By Father Mariusz Frukacz
ROME, FEB. 13, 2012 (Zenit.org).- “Czestochowa occupies a special place in my life; here I feel at home,” said Arturo Mari, Blessed John Paul II’s photographer, when he met last week with a group of mostly students from the city.
To the question of how he sees Czestochowa seven years after John Paul II’s death, Mari stressed that “if you participate every day in Jasna Gora’s appeal, a traditional Marian hymn, and if the Museum of the Coins of John Paul II is here, the only one of its kind in the world, he, John Paul II, is here with you.”
Pope Wojtyla’s photographer said that “the real power of John Paul II’s pontificate was young people. You were his hope, his strength,” stressed Mari.
“Love for young people was his style of life. He wanted young people to live with dignity and in harmony with the Truth. Young people sought their way in the life of that man,” continued the photographer.
Mari recalled “the great importance that prayer, humility, love for another human being, but also suffering, had in John Paul II’s life.”
“The cross of Christ was a point of reference for him. John Paul II sought spiritual strength in the cross. His life was inserted in the mystery of the cross,” stressed the photographer.
“John Paul II did everything with humility. He had a profound faith. He strengthened young people with the words of the Gospel,” continued Mari.

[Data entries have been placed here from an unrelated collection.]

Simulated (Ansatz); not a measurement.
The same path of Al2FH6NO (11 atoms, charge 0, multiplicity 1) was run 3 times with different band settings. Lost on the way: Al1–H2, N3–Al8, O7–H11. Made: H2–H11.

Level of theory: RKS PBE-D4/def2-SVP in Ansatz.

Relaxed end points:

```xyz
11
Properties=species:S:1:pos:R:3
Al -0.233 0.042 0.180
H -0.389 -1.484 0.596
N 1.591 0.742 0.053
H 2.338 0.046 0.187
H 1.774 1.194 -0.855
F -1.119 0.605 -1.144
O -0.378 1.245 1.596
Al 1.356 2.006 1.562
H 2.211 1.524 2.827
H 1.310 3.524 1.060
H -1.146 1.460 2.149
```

The well-known photographer also recalled his friendship with Cardinal Stefan Wyszynski. “During Vatican Council II, Wyszynski made me meet the young bishop Karol Wojtyla,” recalled Arturo Mari.
He also recalled his last meeting with John Paul II, eight hours before his death. “He turned his head toward me, he touched my cheek and said in a low voice: ‘Thank you, Arturo.'”
Arturo Mari went to Czestochowa at the invitation of Krzysztof Witkowski, initiator of the Museum of Coins and Medals of Pope John Paul II.
Mari was the photographer of six popes, from March 1956 until his retirement in 2007. During John Paul II’s pontificate he took almost 6 million photos.